By Jerome Smail and Caroline Culot.

An investment fund holding a 4% stake in Foxtons has joined calls advocating for a sale of the business.

Milkwood Capital is the latest entity calling for Foxtons to explore a sale, bringing the total proportion of shareholders pushing for the move up to 10%.

Earlier in the year, Canadian investor Converium Capital, which owns 6% of Foxtons, began lobbying the company’s board to carry out a strategic review regarding a potential sale.

Echoing the sentiment, Rhys Summerton, director of Milkwood Capital, told the Sunday Times at the weekend: “In 2015, Foxtons was a £1bn company, but the public markets are no longer valuing the good work the management has done recently and the only way to extract fair value is for the board to carry out a sale process.”

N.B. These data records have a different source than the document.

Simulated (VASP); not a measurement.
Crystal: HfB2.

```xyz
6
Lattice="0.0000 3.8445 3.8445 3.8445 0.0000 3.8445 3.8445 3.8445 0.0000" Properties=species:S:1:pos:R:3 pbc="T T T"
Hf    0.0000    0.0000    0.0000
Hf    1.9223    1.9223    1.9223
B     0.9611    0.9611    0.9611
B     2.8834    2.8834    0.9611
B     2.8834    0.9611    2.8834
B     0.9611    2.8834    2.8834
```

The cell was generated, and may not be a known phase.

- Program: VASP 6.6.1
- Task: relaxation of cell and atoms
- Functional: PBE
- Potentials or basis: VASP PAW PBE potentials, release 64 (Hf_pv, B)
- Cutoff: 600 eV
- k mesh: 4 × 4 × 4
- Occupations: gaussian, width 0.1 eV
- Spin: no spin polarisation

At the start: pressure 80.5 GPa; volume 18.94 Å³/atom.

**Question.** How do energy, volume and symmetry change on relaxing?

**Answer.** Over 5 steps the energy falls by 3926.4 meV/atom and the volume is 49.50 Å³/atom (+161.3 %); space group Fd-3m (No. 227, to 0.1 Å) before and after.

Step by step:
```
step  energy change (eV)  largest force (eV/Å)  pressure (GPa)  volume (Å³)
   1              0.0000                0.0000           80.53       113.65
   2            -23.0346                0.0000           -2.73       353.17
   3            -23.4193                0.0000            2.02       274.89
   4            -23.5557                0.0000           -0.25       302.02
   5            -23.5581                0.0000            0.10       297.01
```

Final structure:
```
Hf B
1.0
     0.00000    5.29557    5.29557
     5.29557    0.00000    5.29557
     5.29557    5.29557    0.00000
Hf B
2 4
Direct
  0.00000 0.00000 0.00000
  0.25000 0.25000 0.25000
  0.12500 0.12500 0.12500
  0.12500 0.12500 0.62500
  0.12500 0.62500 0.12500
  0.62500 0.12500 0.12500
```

This demand aligns with the broader trend of acquisitions and mergers occurring within the estate agency industry, driven by a desire for growth amid a sector-wide slowdown.

Foxtons’ communications director William Baldwin-Charles declined to comment on the speculation of a potential sale when asked by EYE.

 

Amid the reports of a possible sale, property industry ‘veteran’ Lucy Noonan told EYE’s Caroline Culot that it was ‘categorically’ not on the cards.

Noonan, founder of Nottingham-based Atomic Consultancy, and with 10 years of experience in estate agency acquisitions, told EYE: “Foxtons is categorically not up for sale.

“I know Guy Gittins and Andy Bushell and Foxtons has got a very strong growth, not exit, plan.

“Unfortunately, some buyers are not ethical and put rumours out to force conversations to happen. But since Guy Gittins took over a year ago, Foxtons has a clear strategy to grow and improve its share price.”

Atomic Consultancy currently has 18 sales progressing through to completion and Noonan would not divulge which of these were potential acquisitions by Foxtons.

Noonan said: “The acquisitions market is definitely very active but the (estate agency) market is not fully consolidating. What is happening is that people are struggling to recruit and there is the impending General Election which is a big factor in some businesses looking to exit.

“There could be tax implications if Labour get in, on the sale of shares which have been the subject of tax relief; this could increase the tax liability and decrease the overall price.”

 

Foxtons recently strengthened its rentals business by acquiring Ludlow Thompson, a London-based lettings agency, for £10m. 

The company, which was founded in 1981, has been listed on the London Stock Exchange since 2014.